Question Formulation Technique (QFT)Also known as: questioning, jeopardy
Question Formulation Technique (QFT) is a step-by-step process designed to teach students how to ask questions. Educators present students with a focus for discussion and then students respond to the question focus using the following four rules:
1. Ask as many questions as you can.
2. Do not stop to judge, discuss, edit or answer any question.
3. Write down every question precisely as it is asked.
4. Turn every statement into a question.
After a set amount of time, students can then categorise questions as open or closed, prioritise questions, discuss next steps and reflect on what they have learned from the process.

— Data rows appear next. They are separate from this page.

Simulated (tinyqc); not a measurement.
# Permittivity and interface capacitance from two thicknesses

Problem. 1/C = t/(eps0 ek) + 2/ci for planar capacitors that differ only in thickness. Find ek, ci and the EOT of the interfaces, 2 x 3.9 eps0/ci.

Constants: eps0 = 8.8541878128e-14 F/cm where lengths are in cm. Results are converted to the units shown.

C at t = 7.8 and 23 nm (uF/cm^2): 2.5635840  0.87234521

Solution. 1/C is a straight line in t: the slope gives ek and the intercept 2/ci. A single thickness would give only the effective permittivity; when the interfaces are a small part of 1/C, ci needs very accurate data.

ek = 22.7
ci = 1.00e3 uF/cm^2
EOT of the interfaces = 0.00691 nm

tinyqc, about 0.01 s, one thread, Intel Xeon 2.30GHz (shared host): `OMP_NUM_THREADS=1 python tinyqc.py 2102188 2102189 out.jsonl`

Question Formulation Technique:
- helps educators to support student curiosity, ideation and engagement
- supports students' metacognitive skills and transference and recall of information
- strengthens students' interpersonal skills, including empathy.
Google G Suite
How to use with ICT
Most mobile devices are able to record audio, so rather than using a pen and paper for writing questions, students could record their questions. Doing this in small groups reinforces the need for one person to speak at a time. Once students are comfortable with the process, any collaborative document program can be used for group work. To use the technique with a whole class instead of small groups, use an online pin board such as Jamboard, or even a quick question prompt in an online learning platform.
You can project the rules on the board along with a timer. Once you reach the end of the process and have prioritised questions, collect them in a single document to be printed and shared with the class.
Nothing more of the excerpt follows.